Cairngorms National Park, Blair Atholl, Calvine and Killiecrankie
The Cairngorms National Park was officially opened in September 2003, despite recommendations by the Scottish National Heritage to include the Perthshire region of the Cairngorms in the park boundary, it was omitted by the Scottish Government of the day.
Local tourist representatives along with Perth Kinross Council campaigned for the boundary of the Cairngorm National Park to include the Perthshire region in the park boundary.
After 7 years and a change of government, Blair Atholl, Calvine and Killiecrankie are now included in the Cairngorm National Park. The official opening taking place on Monday 4th October 2010 by John Swinney, Cabinet Secretary for Finance and Sustainable Growth and constituency MSP for North Tayside.
Blair Atholl 'Gateway to the Cairngorms Centre'
When locals learnt the Perthshire region of the Cairngorms was NOT to be in the Park boundary, on the 9th December 2003 the 'Blair Atholl Gateway to the Cairngorms' groupwas set up.(The group was made up by representatives of the Blair Atholl Community Council, The Blair Atholl and Struan Initiative, Blair Castle and Atholl Estates, Perth and Kinross Council, The Blair Atholl Tourist Association).
The purpose of the group was to "explore the possibility of a gateway to the Cairngorms in Blair Atholl".
After four years of work, in December 2007 the Blair Atholl Gateway Group presented their plans to local residents of Blair Atholl, Struan and Calvine who gave an 85% YES vote in favour of plans for the new Blair Atholl Gateway Centre (click on image to left to down load the local presentation). The Cairngorms Gateway Centre is to be built around the existing Atholl Country Life Museum, Rangers Information hut and chip shop/restaurant. The Blair Charitable Trust have agreed to take this development forward in the absence of an outside developer being found or another body within the community.
To get an overview of what has been agreed, read the 'Blair Atholl Gateway Report presented to the community on the 18th September 2007.
The Gateway Centre is unfortunately still awaiting funding for its development. It is locally hoped that with the inclusion of Blair Atholl in the Cairngorm National Park funding will become available to get this important project for the local community off the ground.
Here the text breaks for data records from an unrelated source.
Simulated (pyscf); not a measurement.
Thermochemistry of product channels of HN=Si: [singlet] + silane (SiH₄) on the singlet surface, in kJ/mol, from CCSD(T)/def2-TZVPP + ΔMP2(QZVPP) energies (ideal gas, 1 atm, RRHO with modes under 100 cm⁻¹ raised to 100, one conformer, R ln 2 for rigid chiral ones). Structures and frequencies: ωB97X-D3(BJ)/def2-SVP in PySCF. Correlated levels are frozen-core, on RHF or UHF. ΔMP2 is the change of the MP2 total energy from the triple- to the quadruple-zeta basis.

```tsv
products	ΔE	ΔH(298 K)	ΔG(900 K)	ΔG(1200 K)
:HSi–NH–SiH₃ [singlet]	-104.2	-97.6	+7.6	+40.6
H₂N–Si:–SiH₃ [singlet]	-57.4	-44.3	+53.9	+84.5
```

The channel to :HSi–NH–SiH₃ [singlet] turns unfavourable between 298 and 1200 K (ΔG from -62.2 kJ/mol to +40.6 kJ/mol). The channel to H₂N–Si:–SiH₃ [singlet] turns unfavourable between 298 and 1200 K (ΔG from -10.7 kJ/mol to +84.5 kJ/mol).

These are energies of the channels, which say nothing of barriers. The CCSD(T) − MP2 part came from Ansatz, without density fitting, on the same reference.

Some facts about the Cairngorm National Park
Landscapes of the Cairgorm National Park
- A very large area. The Park is 4528 sq kilometres in area, over twice the size the Lake District and Loch Lomond and the Trossachs.
- A mountainous area. 4 of Scotland's 5 highest mountains are within the Park, there are 55 summits over 900 metres. 36% of the land area is over 800 metres and 2% is over 1000 metres.
- An arctic wilderness. The land above 600 metres - known as the 'montane zone' - is the largest area of arctic mountain landscape in the British isles.
- The Cairngorms contains the finest collection of different landforms outside arctic Canada - from granite tors to heavings and leavings from Ice Age glaciers.
- The Spey, Dee and Don valleys are major features of the lower ground.
Habitats of the Cairgorm National Park
- 39% of the Park area is designated as important for nature heritage; 25% is of European importance.
- The central mountain area provides a harsh habitat for a unique assemblage of vegetation, insects and animals.
- The forests of the Cairngorms contain remnants of the original Caledonian pine forest and includes a rare kind of pinewood found only in Scotland and Norway.
- Heather moorland covers much of the National Park. A product of centuries of interaction between man and nature, it fosters enormous ecological diversity.
The rivers, loch and marshes are among the cleanest in Scotland.
Wildlife of the Cairgorm National Park
- The National Park is home to 25% of the UK's threatened bird, animal and plant species.
- The Cairngorms is the best place in for the Scottish Crossbill, the only bird unique to Britain. Golden Eagle, Osprey, Dotterell, Capercaillie, and Crested Tit are just a few of the bird species found here.
- The National Park is home to a wide variety of animals - including pine martens, red squirrels, badgers, wildcats, water vole, and otters.
- The rivers are home to a rising population of the globally endangered freshwater pearl mussel, as well as salmon, trout, and rare lampreys.
People of the Cairgorm National Park
- The National Park is home to over 17,000 people, living in substantial towns, villages, hamlets, and houses in the countryside.
- Major centres of population are Aviemore, Ballater, Blair Atholl, Braemar, Grantown-on-Spey, Kingussie, Newtonmore, and Tomintoul.
- Tourism-related businesses account for about 30% of the economy, including activities such as ski-ing, walking, fishing, shooting and stalking.
- It is thought that at least 1.4m people visited the Park in 2007 - 1.1m to Badenoch and Strathspey alone.
The Communities of Blair Atholl, Calvine and Killiecrankie are hopefull that being members of the Cairngorm National Park will make a difference.